Errol Parker from the Betoota Advocate lays it out for the left elite city folk.
“Fresh from complaining about his slightly overcooked $10 rump last night down theGibbering Elf Clubin the Old City District, a perennially-hard-done-by-sexagenarian-property-owner knew he would have trouble sleeping after the unpleasant verbal altercation he had with the bistro manager”.
“But it wasn’t because he called a 19-year-old girl earning $19.21 an hour a ‘simple bitch’ after she didn’t agree to refund him the $10 for his steak (of which he ate)”.
It was because of the Adler shotgun.
The Betoota Advocate reporter phoned 68-year-old card-carrying Greens Syd Chisholm to speak about the shotgun and not about his behaviour last night.
“I can’t sleep at night knowing that these weapons are on the street,” he said – unaware that a lunch bag full of green banknotes and a knock on a bikie club house’s door can get you something much more useful.
“From where I’m standing, these people, these simple people out in regional Australia don’t need something with that much firepower. I have a hobby farm near Toowoomba with six alpacas on it, I understand that farmers need guns to humanely dispose of livestock and threaten the coal seam gas people,”

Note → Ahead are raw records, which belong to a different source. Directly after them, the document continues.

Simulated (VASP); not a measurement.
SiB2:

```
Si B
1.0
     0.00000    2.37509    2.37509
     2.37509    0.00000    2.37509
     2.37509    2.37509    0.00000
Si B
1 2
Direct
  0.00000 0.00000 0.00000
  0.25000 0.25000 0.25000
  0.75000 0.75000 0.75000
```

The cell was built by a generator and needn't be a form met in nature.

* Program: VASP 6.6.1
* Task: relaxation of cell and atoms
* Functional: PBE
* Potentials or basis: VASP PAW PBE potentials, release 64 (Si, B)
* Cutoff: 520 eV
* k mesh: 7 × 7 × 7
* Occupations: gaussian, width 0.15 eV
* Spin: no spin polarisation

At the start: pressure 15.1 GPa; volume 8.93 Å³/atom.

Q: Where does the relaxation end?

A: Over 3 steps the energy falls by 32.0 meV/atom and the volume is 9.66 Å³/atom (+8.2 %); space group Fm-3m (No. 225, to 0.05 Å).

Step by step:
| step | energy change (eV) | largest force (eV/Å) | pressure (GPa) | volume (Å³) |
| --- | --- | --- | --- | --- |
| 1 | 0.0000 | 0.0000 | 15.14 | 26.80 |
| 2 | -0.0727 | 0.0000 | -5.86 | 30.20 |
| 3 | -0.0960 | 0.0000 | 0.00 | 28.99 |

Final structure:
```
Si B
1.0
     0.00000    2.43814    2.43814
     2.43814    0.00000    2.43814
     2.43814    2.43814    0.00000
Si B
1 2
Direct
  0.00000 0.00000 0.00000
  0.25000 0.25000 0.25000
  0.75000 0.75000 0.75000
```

“But the Adler is simply a weapon of mass destruction. Who’s hands will have the most blood on them when we have a Columbine-style attack on one of our schools? It certainly won’t be mine.”
Syd Chisholm’s opinion is not dissimilar to that of 80% of people his age.
In fact, in a recent telephone survey conducted byThe Advocate, close to 8 in 10 inner-Betoota residents who think they’re better than most are kept awake at night by the Adler Shotgun.
Shockingly, almost every respondent from the survey pool says they wince every time they see a firearm in the flesh – even if it’s on the hip of a soft-eyed police officer.
Tucker Johnson of the Betoota Ponds Pistol Club said.
“The only time a regular person would be scared of a gun is if they had a big gambling debt and found a standover man standing over them with a stolen police-issue Glock pressed against their forehead,”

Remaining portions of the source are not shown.